Only 41 percent of respondents had a dedicated lease accounting team (35 percent have three to five full-time equivalents), and 24 percent said there was team fatigue. For U.S. private companies surveyed, only 9 percent reported team stress, reflecting their early stages of implementation.
Despite this result, 86 percent of overall respondents were not planning to change team size. Instead, they will obtain additional outside resources, make process improvements, and/or increase automation and third-party services. Most respondents (51 percent) are outsourcing to manage services.

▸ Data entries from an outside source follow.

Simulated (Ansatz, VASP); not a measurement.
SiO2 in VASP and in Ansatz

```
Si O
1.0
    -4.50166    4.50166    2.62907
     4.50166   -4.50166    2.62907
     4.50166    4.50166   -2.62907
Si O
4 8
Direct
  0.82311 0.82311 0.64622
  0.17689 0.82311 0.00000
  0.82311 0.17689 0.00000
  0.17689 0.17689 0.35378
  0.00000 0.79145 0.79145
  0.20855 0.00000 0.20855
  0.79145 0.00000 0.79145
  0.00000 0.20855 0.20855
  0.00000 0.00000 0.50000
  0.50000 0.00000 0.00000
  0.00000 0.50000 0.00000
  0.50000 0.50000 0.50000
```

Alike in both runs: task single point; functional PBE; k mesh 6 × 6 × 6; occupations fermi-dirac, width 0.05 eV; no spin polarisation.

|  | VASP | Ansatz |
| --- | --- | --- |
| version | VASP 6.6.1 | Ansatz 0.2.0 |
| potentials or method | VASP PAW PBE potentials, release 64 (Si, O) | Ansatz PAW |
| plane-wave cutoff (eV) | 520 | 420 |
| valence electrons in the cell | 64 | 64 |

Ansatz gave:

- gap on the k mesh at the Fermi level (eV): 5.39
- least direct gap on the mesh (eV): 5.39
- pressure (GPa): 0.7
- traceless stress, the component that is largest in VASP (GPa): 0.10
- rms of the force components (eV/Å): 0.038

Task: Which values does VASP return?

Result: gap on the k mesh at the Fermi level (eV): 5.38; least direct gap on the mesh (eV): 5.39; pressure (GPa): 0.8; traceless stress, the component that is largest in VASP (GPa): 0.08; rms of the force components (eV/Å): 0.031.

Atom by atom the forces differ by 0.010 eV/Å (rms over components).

“Lease accounting is complex, and it can be very time-consuming to track all the lease details and consistently get the right accounting every reporting period,” Alper said.
Return on investment
The survey pointed out lack of centralization, automation, and system integration make it more difficult to achieve strategic benefits and return on investment (ROI) from leasing.
Of all respondents, 70 percent use lease accounting software for accounting and compliance, while only 6 percent have an end-to-end solution for lease management from inception to end of life.
Of public companies surveyed, only 59 percent use lease accounting software.
Regarding ROI from lease accounting software, 32 percent did not see it, 20 percent did, and 48 percent were not sure.
“At certain organizations, lease accounting can be a way for accounting to begin a financial transformation process and drive ROI from within,” Sifers said.
“We have clients that reduced expenses and increased ROI during lease system implementation as a result of cleaning up their lease portfolio and identifying leased assets not in use,” Alper said.
“We were surprised 40 percent surveyed said they return less than 70 percent of their leases on time,” Sifers said. “You don’t get the financial benefit of leasing if you don’t do what you said you were going to do with that lease.”
As companies evaluate lease accounting processes and resources, the report recommends the following:
- At the beginning of implementation, define resources required and create a budget to support lease accounting compliance on an ongoing basis.
- Determine whether lease accounting is key to core operations and whether to retain lease process knowledge in house or outsource it.
To optimize lease accounting and reduce challenges, companies should:
- Leave adequate time to identify all agreements that may be “leases” and to obtain key data required from lease contracts.
- Understand accounting policy elections and the lease data required.
- Identify and design the overall process and internal controls, including resources and skills needed.
“Many of the challenges for private companies today are the same as they were in 2017 because there is still the need to gather leases, identify key data fields, and design process flows, “Alper said. She encouraged private companies not to start from scratch in their lease implementation process and controls but to speak to their auditors, consultants, and others in their industries.